When: Through Jan. 5, 2014

Where: Broadway Playhouse at Water Tower Place, 175 E. Chestnut

Tickets: $18-$50

Info: (800) 775-2000; www.broadwayinchicago.com

The stage version of “Rudolph the Red-Nosed Reindeer” now at the Broadway Playhouse isn’t just telling the story of the antlered misfit who made himself useful on Christmas Eve.

It’s also paying homage to the 1964 Rankin-Bass special that has delighted several generations of children watching it on DVD or one of its seasonal CBS airings. This an authorized adaptation, first mounted by Milwaukee’s First Stage and transplanted with help from Chicago’s Emerald City Theatre, and at times it’s astonishingly loyal to its source material. All the familiar lines are there, even the awful ones.

Just like on TV, the musical opens with spinning newspaper pages telling of a dire storm. And someone made sure that when King Moonracer speaks from his throne, a spotted elephant stands watch, and when reindeer Clarice sings “There’s Always Tomorrow,” raccoons and bunnies listen in.

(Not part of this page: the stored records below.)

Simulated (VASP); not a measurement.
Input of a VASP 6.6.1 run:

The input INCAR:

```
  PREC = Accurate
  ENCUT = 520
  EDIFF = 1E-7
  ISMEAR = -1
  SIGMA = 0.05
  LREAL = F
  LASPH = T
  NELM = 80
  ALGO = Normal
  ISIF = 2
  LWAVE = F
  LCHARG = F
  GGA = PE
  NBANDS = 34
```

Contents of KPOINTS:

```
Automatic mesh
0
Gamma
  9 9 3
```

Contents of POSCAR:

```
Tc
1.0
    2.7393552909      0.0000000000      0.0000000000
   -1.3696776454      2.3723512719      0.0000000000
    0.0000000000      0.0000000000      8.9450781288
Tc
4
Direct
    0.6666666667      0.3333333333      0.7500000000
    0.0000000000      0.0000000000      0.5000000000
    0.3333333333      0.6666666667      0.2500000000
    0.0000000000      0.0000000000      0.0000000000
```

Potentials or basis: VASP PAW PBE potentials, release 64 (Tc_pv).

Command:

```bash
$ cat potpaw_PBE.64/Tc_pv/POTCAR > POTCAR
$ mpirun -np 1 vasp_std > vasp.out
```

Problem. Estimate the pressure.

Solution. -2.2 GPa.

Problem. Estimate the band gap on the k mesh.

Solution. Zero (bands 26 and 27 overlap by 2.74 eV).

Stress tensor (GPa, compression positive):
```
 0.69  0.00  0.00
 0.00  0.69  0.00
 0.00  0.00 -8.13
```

There’s some rearranging here and some beefed-up dialogue there, but all told this production re-creates the original with great precision. Much of the fun is seeing the clever ways the special’s stop-motion effects are translated to stage. Puppeteers in head-to-toe white scurry around, operating animals and misfit toys and spinning Yukon Cornelius’ pickax in the air. When Rudolph makes his first flight, soaring in the rush of a crush requited and crying, “She thinks I’m cute!,” it’s on their arms, and it’s a real crowd-pleaser.

Presenting the biggest technical challenge is the Abominable Snow Monster, the villain seen on TV as frightening and gigantic. Here he’s represented by a head and two big arms, and he’s not yet perfected. If you didn’t come in knowing the outcomes of the beast’s two big action sequences — when he chases Rudolph on the ice and is lured from his lair — you likely wouldn’t make sense of the flailing fur and billowing silks meant to depict them. This would be a good place to defy the sacred text and add some exposition.

Smartly, the fledgling elves and reindeer are played by two casts of kids, at the age when the feeling of not fitting in stings most. That’s most striking during “There’s Always Tomorrow,” now delivered with youthful spunk reminiscent of that other stage moppet who sings about tomorrow.

The Rudolph at Saturday’s opening, fifth-grader Cody J. Bolithon, gave the angst-ridden animal an earnest energy, and as Hermey the dentist wannabe, Michael Saguto was the night’s most expert mimic, uncannily echoing the elf’s geeky tones.

Gliding footlessly about the stage is the snowman narrator played by Sean Patrick Fawcett, whose range is several notches higher than Burl Ives’ but affable nonetheless.

To see “Rudolph” now is to appreciate the show’s message about appreciating the misfits, conveyed during a less tolerant time. Rankin-Bass was letting kids know “it gets better” decades before Dan Savage. It’s an idea no less relevant now, and the kids who see it demonstrated at the Broadway Playhouse will learn not just about tolerance, but about retelling a story with affection and ingenuity.